Shakespeare Sonnet 154

The little Love-god lying once asleep

© Linda Sue Grimes

Jun 4, 2009
Edward de Vere - The Writer of Shakespeare, Wikimedia Commons
Paraphrasing sonnet 153, sonnet 154 pairs up with its predecessor to bring down the curtain on this drama of unfulfilled love ("lust") between speaker and mistress.

Because Sonnet 154 is essentially a paraphrase of Sonnet 153, it, therefore, bears the same message. The two final sonnets keep the same theme, a complaint of unrequited, scorned love, while dressing the complaint with the gaudy clothing of mythological allusion. Employing the Roman god, Cupid, and the goddess Diana, the speaker achieves a distance from his feelings—a distance that he, no doubt, hopes will finally bring him some comfort.

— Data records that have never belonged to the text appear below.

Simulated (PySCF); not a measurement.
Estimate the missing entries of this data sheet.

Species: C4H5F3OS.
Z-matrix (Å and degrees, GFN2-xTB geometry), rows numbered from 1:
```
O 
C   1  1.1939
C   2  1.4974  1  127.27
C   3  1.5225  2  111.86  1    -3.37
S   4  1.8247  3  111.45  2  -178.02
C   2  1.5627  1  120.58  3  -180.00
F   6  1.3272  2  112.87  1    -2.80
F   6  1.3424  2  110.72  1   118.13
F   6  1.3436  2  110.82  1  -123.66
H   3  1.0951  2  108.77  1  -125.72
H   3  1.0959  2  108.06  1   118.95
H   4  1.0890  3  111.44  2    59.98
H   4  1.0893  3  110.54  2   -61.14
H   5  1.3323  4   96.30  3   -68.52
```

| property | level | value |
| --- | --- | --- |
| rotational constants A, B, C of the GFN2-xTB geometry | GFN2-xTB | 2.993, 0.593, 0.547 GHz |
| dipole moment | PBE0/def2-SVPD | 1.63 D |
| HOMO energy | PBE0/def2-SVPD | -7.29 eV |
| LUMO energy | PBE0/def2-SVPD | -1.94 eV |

In most of the “dark lady” sonnets, the speaker addresses the mistress directly or makes it clear that what he is saying is intended specifically for her ears.

In the last two sonnets, the speaker does not address the mistress; he does mention her, but he is speaking now about her instead of directly to her. He is now withdrawing from the drama; the reader senses that he has grown weary from his battle for the lady’s love, and now he just decides to make a philosophical drama that heralds the ending, saying essentially, “I’m through.”

First Quatrain: “The little Love-god lying once asleep”

In the first quatrain, the speaker alludes to the Roman mythological god Cupid, saying that the god is sleeping, and his “heart-inflaming brand” or torch is lying by his side. Along come “many nymphs” or handmaidens of the goddess of the hunt Diana; one of the maidens grabs the torch.

Second Quatrain: “The fairest votary took up that fire”

The speaker claims that the maiden who steals Cupid’s torch is the “fairest votary.” He reports that the fire from this torch had caused many men to fall in love, and he emphasizes that now the torch is stolen by “a virgin” while the little love god lies fast asleep.

Third Quatrain: “This brand she quenched in a cool well by”

The maiden carries the torch to a “cool well” and tries to put out the flame, but instead she succeeds in heating the water. The hot water becomes widely thought to possess health-giving powers “for men diseas’d.” The speaker then asserts that such is not so for him in his “mistress’s thrall.”

The Couplet: “Came there for cure, and this by that I prove”

When the speaker goes to the bath famed for “healthful remedy,” he finds that there is no cure for him. Love can heat water, but water cannot cool love.

Commentary

The speaker’s choice of Cupid is obvious for the god’s representation of love, but the speaker also focuses on the “torch” instrument instead of the more common “bow and arrows.” The choice of torch is obvious as well, as the speaker has often euphemistically referred to his aroused penis at the sight of the dark lady. The speaker exaggerates his lust by dramatizing its ability to heat water, while water lacks the ability to cool his lust.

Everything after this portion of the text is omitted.